How does foldLeft in Scala work on DataFrame?
Consider a trivialized foldLeft
example more similar to your DataFrame version:
List(3, 2, 1).foldLeft("abcde")((acc, x) => acc.take(x))
If you look closely at what the (acc, x) => acc.take(x)
function does in each iteration, the foldLeft
is no difference from the following:
"abcde".take(3).take(2).take(1)
// Result: "a"
Going back to the foldLeft
for your DataFrame:
stringColumns.foldLeft(yearDF){ (tempdf, colName) =>
tempdf.withColumn(colName, regexp_replace(col(colName), "\n", ""))
}
Similarly it's no difference from:
val sz = stringColumns.size
yearDF.
withColumn(stringColumns(0), regexp_replace(col(stringColumns(0)), "\n", "")).
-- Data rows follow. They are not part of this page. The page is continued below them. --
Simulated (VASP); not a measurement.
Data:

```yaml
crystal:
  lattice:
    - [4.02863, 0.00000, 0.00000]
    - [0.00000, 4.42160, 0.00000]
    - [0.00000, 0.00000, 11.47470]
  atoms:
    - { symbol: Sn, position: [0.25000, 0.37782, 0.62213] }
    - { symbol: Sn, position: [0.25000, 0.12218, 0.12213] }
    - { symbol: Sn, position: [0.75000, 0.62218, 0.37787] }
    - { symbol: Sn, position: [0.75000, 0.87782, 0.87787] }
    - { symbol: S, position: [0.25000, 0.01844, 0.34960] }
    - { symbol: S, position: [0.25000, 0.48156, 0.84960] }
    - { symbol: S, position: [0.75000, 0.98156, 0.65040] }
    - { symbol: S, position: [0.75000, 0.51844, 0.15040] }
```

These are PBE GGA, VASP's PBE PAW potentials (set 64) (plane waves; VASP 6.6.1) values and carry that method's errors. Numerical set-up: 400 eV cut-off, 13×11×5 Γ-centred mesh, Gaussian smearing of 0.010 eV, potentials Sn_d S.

withColumn(stringColumns(1), regexp_replace(col(stringColumns(1)), "\n", "")).
...
withColumn(stringColumns(sz - 1), regexp_replace(col(stringColumns(sz - 1)), "\n", ""))
- What value does tempDF hold ? If it is the same as yearDF, how is it mapped to yearDF ?
In each iteration (i = 0, 1, 2, ...), tempDF
holds a new DataFrame transformed from applying withColumn(stringColumns(i), ...)
, starting from yearDF
- If withColumns is used in the function and the result is added to yearDF, how come it is not creating duplicating columns when
From withColumn(stringColumns(i), regexp_replace(col(stringColumns(i)), "\n", ""))
, method withColumn
creates a new DataFrame, "adding" a column with the same name as the column stringColumns(i)
it derives from, thus essentially resulting in a new DataFrame with the same column list as the original yearDF
.